Monday, September 8th, 2008 at 6:42 am

Amongst my current open tabs are some news items I’ve reacted strongly to and have kept open with the intention to write about them. Two that pushed my buttons are about sport and its appurtenances:

From the end of the Olympics — Britain’s “tacky” handover show. Not polished or glitzy enough. Not expensive enough, basically. China’s Titan Sports Daily chided: “Unlike the Chinese custom, which tends not to reveal their weakness to the outsiders, the British seem to like to laugh about their stupidity in a funny way.” I don’t know whether the Brits laughed so much about themselves in the days when Britannia pwned, but one can only wish their latterday, grownup sense of humour on China. Lao Tzu would have understood.

From the alternative reality known as the Australian Olympic Committee — “Let’s beat Britain” at the London games. Australia would aim to finish in the top five in the medal tally, as a country of 20 million people should. Let the taxpayers bring tribute, yea, of silver and gold. No bronze, thanks; this is a serious pissing contest.

My buttons are pushed not because I think too much money is spent on elite sport — although I do think that — but because intense competitiveness worries me. It worries me because it goes beyond the sporting field. It chokes intentions to act for communal benefit before those intentions even begin to become efforts. Competition in itself is not a bad thing at all; it inspires innovation and encourages the hard work without which excellence is rarely achieved. But as a race we seem prone to let our competitive nature get wildly out of hand. The desire to reign supreme, to beat the other guy until he’s bleeding on the ropes, to win — or steal — everything and leave others with nothing, to build wealth for oneself no matter the cost in pollution or poverty for others — it all comes from the same poisonous root. And that root is, I think, fear. In the case of the wealthy and the up-and-coming, a particular register of fear — fear not of being the worst or the smallest, but of not being the best and the greatest. Fear of being laughed at or taken lightly, of losing face.

Opening the Tao te Ching at a random page: “When they have no false self to nourish or defend, they find that greed, hatred, and arrogance vanish by themselves.”
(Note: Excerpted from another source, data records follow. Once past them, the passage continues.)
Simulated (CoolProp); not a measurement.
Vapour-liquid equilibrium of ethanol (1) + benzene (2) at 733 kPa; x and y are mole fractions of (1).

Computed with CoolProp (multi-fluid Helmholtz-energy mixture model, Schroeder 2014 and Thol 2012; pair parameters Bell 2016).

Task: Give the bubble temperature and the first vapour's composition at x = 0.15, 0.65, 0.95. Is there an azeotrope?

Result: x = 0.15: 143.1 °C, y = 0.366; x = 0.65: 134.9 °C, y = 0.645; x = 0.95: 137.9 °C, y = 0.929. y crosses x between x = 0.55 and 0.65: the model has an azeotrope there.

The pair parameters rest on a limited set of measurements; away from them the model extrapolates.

Trying the same thing with The Golden Asse, it opens at the very page where Apuleius, thinking to be turned into a bird, is turned into a donkey instead.

“But you were always a donkey,” said Pooh.
“So I was,” said Eeyore.

I am a donkey.

3 Responses to “Tender buttons”

  1. Alankria Says:

    Somewhere the embodiment of our country’s pride is sitting in a bar — probably somewhere hot and far away, on a stool under a whirring fan — and rolling hir eyes while sipping a strong drink.

  2. colin Says:

    Wait you mean to tell me the olympics still exist? I thought they stopped all this non sense in 2000.

    I go into media blackout when ever anything like the olympics starts to float to the surface of the crap pool that is television.

    The reason I avoid it, Is because of the constant “they’re doing it for the country, They are better then you because they are doing it for the country” blah blah blah.

    They arn’t doing it for the country it’s bragging right to say hey look at me i can piss 30m into the wind arn’t i great you should have my face on your junk so kids will buy it.

  3. kjbishop Says:

    Alankria — all embodiments of national pride should be retired to a comfortable watering hole!

    Colin — the “doing it for the country” bullshit depresses me exceedingly. I feel sorry for the athletes who buy into it and despise the media for thrusting responsibility for national pride on the shoulders of teenage gymnasts &c. If athletes want to have a pissing contest, they’re welcome to, but to me the olympic insanity reflects the scary human willingness to turn all of life into a pissing contest. Whereas, as I’m sure some wise person said, there is a time to piss and a time to just hang on.